Sunday, December 5, 2010

December hiking

This weekend, I took Maya on a couple of hikes in one of our favorite 'secret' places, a tucked-away corner of National Forest land that nobody ever seems to visit.  Places like this allow Maya to be off-leash and me to stop scanning constantly for approaching dogs/people/bicyclists/etc..  In the nearly two years I've been visiting this place, I've only ever run into one other person, who was only there to round up his cows.

Of course, that changed today.  Maya was running around ahead of us, we were chattering away, and all of us were following an old forest service road.  Suddenly, Maya heard something in the bushes and let out a giant alarm growl.  Then she stopped, turned around, and ran to us.

This is a behavior chain I've worked hard to teach Maya, and I think it's pretty successful.  Alert, bark/growl once, then run to me.  I would like even better for her to simply be less alarmed, but that's taking longer to teach.  If I teach her that alarm barking is always followed by running to me, then at least I control the situation from there.  Which is why I have the only dog in the neighborhood who will bark at passing dogs just once, and then run inside the house to calm down.

The source of the growl-inducing scary noise was a jogger with two off-leash dogs.  I was pretty startled to see her too.  One of her dogs promptly ran at us, screaming and barking and showing its teeth.  The jogger yelled at it to come back, which it ignored, but then it got nervous about us and ran back to her after all.  Only, I guess she either wasn't carrying leashes or didn't bother to put them on.  So both of her dogs, even the barking and growling one, stayed off-leash as she ran toward us.

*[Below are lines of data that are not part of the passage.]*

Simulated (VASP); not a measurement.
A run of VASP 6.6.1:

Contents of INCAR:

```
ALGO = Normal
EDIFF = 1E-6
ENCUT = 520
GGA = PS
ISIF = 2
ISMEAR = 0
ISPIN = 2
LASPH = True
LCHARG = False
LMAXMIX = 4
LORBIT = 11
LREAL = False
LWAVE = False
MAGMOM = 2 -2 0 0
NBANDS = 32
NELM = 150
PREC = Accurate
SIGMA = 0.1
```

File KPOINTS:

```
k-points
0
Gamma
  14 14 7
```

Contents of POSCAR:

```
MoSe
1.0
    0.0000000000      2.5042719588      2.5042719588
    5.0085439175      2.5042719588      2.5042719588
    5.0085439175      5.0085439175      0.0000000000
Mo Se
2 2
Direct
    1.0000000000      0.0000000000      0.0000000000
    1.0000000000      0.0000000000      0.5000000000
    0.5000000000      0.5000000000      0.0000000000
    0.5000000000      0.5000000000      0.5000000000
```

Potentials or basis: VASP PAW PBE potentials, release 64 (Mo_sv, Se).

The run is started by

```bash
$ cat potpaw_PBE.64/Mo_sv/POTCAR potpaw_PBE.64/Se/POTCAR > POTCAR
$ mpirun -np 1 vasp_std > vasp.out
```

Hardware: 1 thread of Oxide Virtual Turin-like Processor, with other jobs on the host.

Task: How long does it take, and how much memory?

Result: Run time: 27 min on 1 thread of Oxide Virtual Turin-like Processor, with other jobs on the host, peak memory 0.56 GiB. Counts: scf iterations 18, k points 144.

This was weird to me.  We moved off the trail, concentrated on rewarding Maya for appropriate behaviors, and waited.  As the jogger ran past, she said, "Oh, don't worry, he's very friendly.  Just likes to bark!"  Meanwhile, her dog kept showing his very friendly teeth and barking his very friendly head off.  It was never particularly worrying -- her dog kept his distance, and was clearly intimidated enough not to approach us -- but was something of a contrast in management choices.

The thing is, Maya is not a very friendly dog.  She is reactive, sometimes aggressive, and emotionally volatile.  This makes her potentially dangerous, and we treat her that way.  Consequently, she never gets to chase people or otherwise bother them on trails.  "He's really very friendly" dogs get to chase us and bother us all the time, and frequently do. 

Oh well, it mostly serves to create good training opportunities for Maya, who spent the entire episode staring incredulously at the barking dog and whining softly.  Not entirely calm, but responsive and relaxed enough to keep her cool.  She is a good dog.